Although acronyms are supposed to make it easier to learn a new set of words, I think we are starting to suffer from acronymical confusion.
Some of these acronyms have been with us a long time, or they have been popularized through various media. I'm quite sure you are familar with the YMCA. You may even be a member. And I have little doubt that you know about the CIA, EPA, and FBI. However, you are probably not familar with the growing number of "green building organizations" and standards that have sprouted in the last twenty years.
LEED (Leadership in Energy and Environmental Design)
Organization: USGBC (U.S. Green Building Council)
Summary: Perhaps the most recognized green building standard, LEED is a comprehensive standard that covers just about every aspect of construction. It is a sliding scale system. Although you must meet a certain number of points to earn the certification, there are several levels: silver, gold, and platinum. Although it emcompasses both residential and commercial construction, its primary focus is multi-family and commercial projects.
Pros: It covers a broad range of issues, from location efficiency and pollution reduction, to stormwater management and regional material use. It even has a category for bird collision deterrence.
Cons: Critics argue that it fails to adequately address energy efficiency, or that it has encouraged "glass box" architecture. Unsubstantiated energy efficiency claims was even the topic of a $100M class action lawsuit (dismissed in court). The level of documentation required makes this standard cumbersome and expensive for residential projects.
Organization: EPA (Environmental Protection Agency)
Summary: A program of the U.S. federal government, this program focuses on reducing energy use in homes. Certified projects must pass either a prescriptive path or a performance path.
Pros: The name is widely known for its association with energy efficient appliances, and has solid branding because of consumer recognition.
Cons: In years past, critics said that the program lacked any teeth, that it was too easy to meet the standard (performance monitoring of certified houses showed marginal savings). A recent update, Version 3.0, is more rigorous.
Organization: Southface Energy Institute
Summary: This standard focuses on reducing the consumption of resources, energy, AND water. It applies to new homes, multi-family housing projects, and light commercial construction. Certified projects must pass a number of criteria and tests. The organization says that Earthcraft houses are projected to save 30% compared to code-built houses.
Pros: This standard covers a number of issues, and it does so without adding a lot of complexity to the building or certification process. It focuses on issues that are specific to the Southeastern part of the U.S. It has the backing of the U.S. Department of Energy, as well as the Environmental Protection Agency.

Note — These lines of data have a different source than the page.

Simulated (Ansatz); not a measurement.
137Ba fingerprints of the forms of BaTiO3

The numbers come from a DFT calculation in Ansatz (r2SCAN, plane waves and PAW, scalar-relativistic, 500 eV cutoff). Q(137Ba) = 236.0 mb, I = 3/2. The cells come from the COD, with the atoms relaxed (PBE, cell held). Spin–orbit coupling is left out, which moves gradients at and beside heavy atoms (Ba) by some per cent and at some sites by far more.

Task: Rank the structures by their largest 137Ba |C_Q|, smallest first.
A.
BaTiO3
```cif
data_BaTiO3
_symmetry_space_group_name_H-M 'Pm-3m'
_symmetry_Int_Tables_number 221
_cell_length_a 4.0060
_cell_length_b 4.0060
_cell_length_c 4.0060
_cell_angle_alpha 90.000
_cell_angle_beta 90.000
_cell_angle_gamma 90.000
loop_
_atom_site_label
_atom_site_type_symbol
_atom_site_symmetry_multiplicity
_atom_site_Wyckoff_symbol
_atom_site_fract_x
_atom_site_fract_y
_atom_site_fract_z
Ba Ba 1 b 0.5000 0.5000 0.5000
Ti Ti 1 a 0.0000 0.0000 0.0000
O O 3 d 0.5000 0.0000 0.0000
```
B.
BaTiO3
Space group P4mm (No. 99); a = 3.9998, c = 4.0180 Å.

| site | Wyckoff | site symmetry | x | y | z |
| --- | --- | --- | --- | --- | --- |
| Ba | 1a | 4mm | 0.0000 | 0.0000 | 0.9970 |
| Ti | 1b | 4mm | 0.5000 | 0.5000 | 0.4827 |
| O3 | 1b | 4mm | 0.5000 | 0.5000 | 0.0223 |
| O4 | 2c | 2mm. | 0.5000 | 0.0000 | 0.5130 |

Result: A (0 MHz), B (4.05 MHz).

Cons: This standard does not address all aspects of sustainable construction. Also, it is only available in the following states: VA, NC, SC, TN, GA, and AL.
Organization: PHIUS (Passive House Institute US)
Summary: An offshoot of the German based Passivhaus concept, this standard focuses mainly on reducing heating and cooling loads (although overall energy consumption must also meet a strict limit). Certified consultants must model the project using a complex spreadsheet, then test for certain criteria.
Pros: It is one of the most rigorous standards for energy efficiency. Savings are projected to range from 60-70% compared to code built houses.
Cons: The standard only addresses energy consumption. It ignores other issues related to green building. Critics argue that the standard lacks any feedback on cost efficiency, and that it is excessive for some parts of the country.
Other standards include:
LIVING BUILDING CHALLENGE
Organization: ILFI (International Living Future Institute)
ICC-700 NATIONAL GREEN BUILDING STANDARD
Organization: NAHB (National Association of Home Builders)
Regional programs are available too. Literally, there are dozens of local green building programs. Some localities are requiring builders to rate new houses using the RESNET developed HERS Index:
With our society's level of sophistication, it is hard to image that this will ever become a simple topic, or that organizations will stop using acronyms. So I'll leave you with one more: KISS (Keep It Simple Silly). For designers and builders of high performance homes, the KISS principle still applies.
*We have Franklin Delano Roosevelt to thank for being the first to prepare a linquistic feast of acronyms. Back in the '30s, when FDR rolled out the New Deal, reporters struggled to deal with the huge number of new government agencies formed by this legislation. Sarcastic observers started calling them the alphabet soup agencies. Today, these agencies are quickly becoming TNTC (Too Numerous To Count ;)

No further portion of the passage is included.